But we are unswayed by God’s linguistic experiment, and are seeking to create new languages which will unite humanity once again, a common tongue that is pleasing to all our ears, that will fill the air in international conference centres and coffee shops around the world. The language that will unite us in communication has to be a “conlang.” Using an existing language just fuels other resentments. English, for example, reminds us of the evils of colonialism. French, for example, reminds us of Official Bilingualism, and how the metric system was “shoved down our throats.” “Metrika estis forigita de niaj gorgoj,” is how you say that last phrase in Esperanto.
There are innumerable constructed languages besides Esperanto, as we tinker with phoneme, alphabet, grammar, case and tense. Solresol, Communicationssprache, Volapük, Mundolinco, Bolak, Idiom Neutral, Lingua Sistemfrater (Greco-Latin vocabulary with southeast Asian grammar!), Neo — just to name a few.
There are also great conlangs coming to us from fiction, or the arts. J.R.R. Tolkien’s Elvish language, which is great; Star Trek brought us the Klingon language, the film Avatar gave us Navi; and my personal favorite — the proto-language invented by Anthony Burgess for the early humans in “Quest For Fire,” a vocabulary of grunts and moans which strikes me as the perfect language for me.

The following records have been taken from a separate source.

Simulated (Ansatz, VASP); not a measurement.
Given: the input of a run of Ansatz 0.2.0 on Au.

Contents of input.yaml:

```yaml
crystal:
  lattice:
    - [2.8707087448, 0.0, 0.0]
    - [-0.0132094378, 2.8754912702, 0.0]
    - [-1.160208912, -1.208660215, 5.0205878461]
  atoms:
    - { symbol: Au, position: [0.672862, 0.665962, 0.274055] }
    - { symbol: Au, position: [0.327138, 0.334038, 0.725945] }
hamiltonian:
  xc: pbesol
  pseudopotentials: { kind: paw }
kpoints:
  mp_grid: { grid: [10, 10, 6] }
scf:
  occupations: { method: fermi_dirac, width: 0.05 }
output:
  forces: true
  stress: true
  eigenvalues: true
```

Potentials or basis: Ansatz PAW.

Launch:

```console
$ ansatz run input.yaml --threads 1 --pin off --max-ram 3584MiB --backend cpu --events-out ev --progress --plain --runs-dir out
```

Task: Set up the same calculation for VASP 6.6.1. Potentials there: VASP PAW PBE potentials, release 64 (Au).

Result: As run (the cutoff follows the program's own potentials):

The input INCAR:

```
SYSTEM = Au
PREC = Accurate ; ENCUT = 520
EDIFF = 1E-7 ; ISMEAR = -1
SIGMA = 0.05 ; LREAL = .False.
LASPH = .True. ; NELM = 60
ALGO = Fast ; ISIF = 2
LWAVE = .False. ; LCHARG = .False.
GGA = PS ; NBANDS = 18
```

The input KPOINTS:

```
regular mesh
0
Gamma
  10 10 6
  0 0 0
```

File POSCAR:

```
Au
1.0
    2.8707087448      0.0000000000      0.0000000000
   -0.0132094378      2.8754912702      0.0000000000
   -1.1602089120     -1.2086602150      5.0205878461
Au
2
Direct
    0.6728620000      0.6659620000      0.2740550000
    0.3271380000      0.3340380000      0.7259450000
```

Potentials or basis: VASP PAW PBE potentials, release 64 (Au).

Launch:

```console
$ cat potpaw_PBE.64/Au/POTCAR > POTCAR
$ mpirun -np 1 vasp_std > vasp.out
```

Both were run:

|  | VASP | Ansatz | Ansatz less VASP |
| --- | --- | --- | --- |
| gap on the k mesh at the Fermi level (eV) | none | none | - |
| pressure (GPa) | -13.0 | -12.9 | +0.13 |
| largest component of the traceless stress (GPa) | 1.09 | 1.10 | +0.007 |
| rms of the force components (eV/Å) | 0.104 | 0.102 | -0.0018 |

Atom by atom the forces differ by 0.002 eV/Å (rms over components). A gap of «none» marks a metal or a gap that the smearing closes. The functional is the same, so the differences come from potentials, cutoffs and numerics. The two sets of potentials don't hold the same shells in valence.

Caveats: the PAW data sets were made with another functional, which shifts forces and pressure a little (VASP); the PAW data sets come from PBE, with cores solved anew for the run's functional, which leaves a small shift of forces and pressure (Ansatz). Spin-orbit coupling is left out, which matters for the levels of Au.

In any case, the search for a united humanity through better communication through a common language continues.
But I was only joking. Soccer players and referees do not communicate in Esperanto, the language of peace. There is in fact a commonly understood set of hand signs used:
• Hands together means “dive” — as in, “I didn’t tackle him. He took a dive;”
• Holding both hands in the air says “that was not a foul;”
• A finger pointed at the eye tells the ref to “keep your eyes open;”
• Arm straight in the air as if holding a card — “he deserves a booking”.
• And apparently, cursing a referee is most easily possible in English, but if the ref understands it can really cost you. According to a FIFA rule, referees at certain selected tournament like the World Cup have to pass a test of written and spoken English.
It seems that until Esperanto undergoes a renaissance, English will continue to be our Lingua Franca. In soccer, anyway.